Emotional learning is a lifelong process that begins at birth and continues throughout your child’s entire life. It’s common knowledge these days that children with high EQ have better lifelong outcomes, from school to work and beyond. The benefits include increased life satisfaction, better relationships, and higher stability. Who doesn’t want that for their child? Give your little one the best start possible by encouraging his emotional development starting in the very first months of his life.
The first year of life can be broken down into four quarters of development. Here’s what you can do to supplement your child’s emotional development in each quarter:
From 0-3 Months: Reliance
Starting in the first three months of life, your child learns to rely on her caregiver. The caregiver-child relationship is the very first one that your child forms, and it’s the most crucial when it comes to setting the stage for interpersonal relationships later in life. In these months, focus on teaching your child that she can rely on you when she needs you.
At this age, children respond well to:
- Physical touch and comfort
- Smiling and laughing
- Soothing voices
- Familiar faces providing social stimulation
As a parent or a primary caregiver, it’s important to respond to your child when she cries out. Letting your child “cry it out” in the first three months of life can teach her insecure emotional behaviors early in life, which are hard to overcome later.

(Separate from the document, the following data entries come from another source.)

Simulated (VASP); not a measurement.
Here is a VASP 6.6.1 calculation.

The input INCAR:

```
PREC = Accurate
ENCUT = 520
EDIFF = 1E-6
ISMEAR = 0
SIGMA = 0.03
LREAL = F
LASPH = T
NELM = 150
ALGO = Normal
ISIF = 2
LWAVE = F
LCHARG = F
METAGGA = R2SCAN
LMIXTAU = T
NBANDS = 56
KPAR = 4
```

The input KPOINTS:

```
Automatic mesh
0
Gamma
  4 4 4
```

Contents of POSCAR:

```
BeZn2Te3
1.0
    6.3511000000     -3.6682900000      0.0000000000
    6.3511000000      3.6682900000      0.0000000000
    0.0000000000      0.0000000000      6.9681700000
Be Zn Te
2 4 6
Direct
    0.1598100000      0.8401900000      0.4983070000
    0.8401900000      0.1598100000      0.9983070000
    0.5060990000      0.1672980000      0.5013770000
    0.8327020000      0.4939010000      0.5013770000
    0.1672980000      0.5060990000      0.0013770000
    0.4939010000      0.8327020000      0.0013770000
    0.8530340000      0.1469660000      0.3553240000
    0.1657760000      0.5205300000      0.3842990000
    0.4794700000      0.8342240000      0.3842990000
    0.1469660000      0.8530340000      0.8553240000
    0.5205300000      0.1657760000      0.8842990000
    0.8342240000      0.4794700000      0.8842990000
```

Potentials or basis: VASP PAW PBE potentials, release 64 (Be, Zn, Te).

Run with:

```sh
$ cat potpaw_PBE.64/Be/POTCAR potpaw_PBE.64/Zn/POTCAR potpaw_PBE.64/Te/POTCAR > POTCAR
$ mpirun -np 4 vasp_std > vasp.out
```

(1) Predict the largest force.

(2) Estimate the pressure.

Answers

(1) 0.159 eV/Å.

From 3-6 Months: Socialization
At this stage, your child knows and trusts that you’ll come when he needs you. He’s learned to recognize his caregivers’ faces, and might start expressing distrust around strangers. Now that your little one can recognize faces, it’s important to start socializing him by spending more time around family friends, extended family members, and even taking him on public outings. The more socialization your child receives at this stage, the easier it is for him to continue healthy social development as he ages out of infancy.
From 6-9 Months: Self-Comfort
Now is when your child has the best capability to start learning self-soothing behaviors. Infants at this age are very clear about being upset when they can’t get their own way, and you may be experiencing tantrums for the first time.
By this time, your child knows that you’re around when you need her, so you can start teaching her to self-comfort without worrying about it affecting her ability to trust. Don’t leave your child alone for extended periods of time, but start giving your child short (5-10 minute) periods in her playpen with a favorite toy or teether when she starts getting upset.
If she seems incapable of soothing herself with the toy, show her by helping her cuddle the toy or chew the teether. Self-comfort takes time to learn, and your child might not learn it right away, so be prepared to take the process at her pace.
From 9-12 Months: Modeling
After 9 months, your child starts to pick up social behaviors from his caregivers and other adults and older children. This is an excellent time to encourage social development. Give your child “pretend” toys that he can use to model social situations, such as talking on the phone or picking out groceries. Your child might show interest in playing with dolls at this stage. Take the time to act out play situations with your child, and praise him for imitating your social behaviors.
From 12 months onward, your child is considered out of infancy and is now a toddler. Toddlers have their own emotional learning milestones, so you’ll need to adjust your educational approach as your child develops and grows.
An SEL-oriented preschool program is an important consideration as your child gets closer to preschool, so start researching potential programs now before your child needs to enroll. Giving your child the best start in infancy is only the beginning of his continuing EQ development.